Thursday, March 20, 2008

The only thing I thought about Apple today was that I don't think much about Apple. I don't actively participate in the Apple fanatic's world. I just drove up to Raleigh one day, and shopped at the Apple store, but i can't exactly plead innocent to being an Apple fan. I'm not a boy for one thing. I don't own the gear required to call myself a fanboi. I have a Mac Mini and a 20" Cinema Display monitor, and that's about it. No Ipod or iPhone. How can anyone be an Apple fanboi without constantly buying Apple's latest gadgets?

It's not gadgets I don't like, it's telephones and recorded music in general. I've never owned a cell phone of any kind. It's not cell phones per se, I just don't like communicating that way. the only music CD I own, and it's not on my computer, is Barber's Adagio For Strings. It was a gift. I keep it in my car, and play it in honor of the person who gave it to me once a year or so. Listening to music to alleviate the histrionics of commuting ruined recorded music for me. I associated the music I played to distract myself with the tension of the traffic. I can't listen to Beethoven anymore without it jacking me up like being caught in an unending traffic jam, honking horns and all. Sorry, iTunes, other people's music just ain't my ticket to ride.

I play music. I spend hours every day playing or practicing on a digital keyboard that imitates a grand piano real good, and it never needs tuning (That's how I like my computers. They just work.). To me, it's just a matter of time. I only got so much of it to spend with music. i got other fish to fry. I can either listen to recordings of other people play music when I'm not there in first person, or play my own music when I am inside myself in first person.

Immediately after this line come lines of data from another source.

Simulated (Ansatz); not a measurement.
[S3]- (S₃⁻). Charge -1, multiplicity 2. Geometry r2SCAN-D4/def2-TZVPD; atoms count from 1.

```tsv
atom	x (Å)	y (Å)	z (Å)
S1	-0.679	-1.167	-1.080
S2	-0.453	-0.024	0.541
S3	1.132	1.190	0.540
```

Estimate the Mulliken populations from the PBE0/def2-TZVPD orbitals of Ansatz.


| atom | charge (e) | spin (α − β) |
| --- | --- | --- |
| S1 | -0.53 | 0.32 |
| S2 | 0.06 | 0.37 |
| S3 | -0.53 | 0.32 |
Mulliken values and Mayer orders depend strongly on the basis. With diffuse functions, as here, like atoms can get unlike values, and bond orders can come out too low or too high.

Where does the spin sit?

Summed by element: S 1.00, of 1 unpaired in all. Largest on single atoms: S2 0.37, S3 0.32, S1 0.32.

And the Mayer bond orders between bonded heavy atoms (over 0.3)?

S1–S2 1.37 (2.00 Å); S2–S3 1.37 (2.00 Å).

Being online all the time is more about DSL than me constantly participating online. The MacIntosh writing instrument I'm using is connected to the internet by design, and it's connected to the internet whether I'm sitting at my new aluminum keyboard or no. My outrageously expensive internet account with my ISP is what keeps me connected 24/7, even if I'm not logged on. If I boot up my computer, I'm online, but all I'm really doing is using an instrument that's connected to the internet all the time whether I use it or not. It's just there. Sorta like my stove or microwave oven. When I wanna use them to cook something, they're plugged in, and ready to go.

My Mac Mini is not waiting for me to get through typing and hit the Publish button. Nothing's written in stone about exactly when I might do that. I actually enjoy editing my own compositions, although I probably do a piss poor job of it. Sometime it takes hours to get it just so. I don't realize it as it happens. Time flies. I dreamed of this coming true. As Sartre establishes in Being And Nothingness, waiting requires a fixed event to occur or your inactivity is called something else besides waiting.

My approach to participating online is a haphazardous affair. Back in the pre-digital days I sat at a type writer for hours just like i sit at my computer now. It's the computer that's online, and I'm using it in the same way I would if it were a typewriter. I use TextEdit straight outta the box. I'm addicted to writing, not to being to online. I have been using some composition tool or the other to capture drifting thoughts for sixty years. The biggest difference between when I used a typewriter to compose words and now, is having a choice of search engines to get the information I need to write without going to the Public Libraries and playing nice.

The Mac Classic was the first computer I owned, but it wasn't the first computer I used. My brother forced me to use a Radio Shack TS-80 he brought over and demanded that I realize the superiority of using a computer as a writing instrument. I'm not kidding. The only reason I bought a computer was to replace an electric typewriter. I hadn't had the typewriter long when my brother tricked me into finding out about computers. I bought a typewriter to replace my leaky fountain pens, and fountain pens to replace No.2 pencils. I capture drifting thoughts by using words to write them down. That way, my abstract ideations can't disappear like vaporware.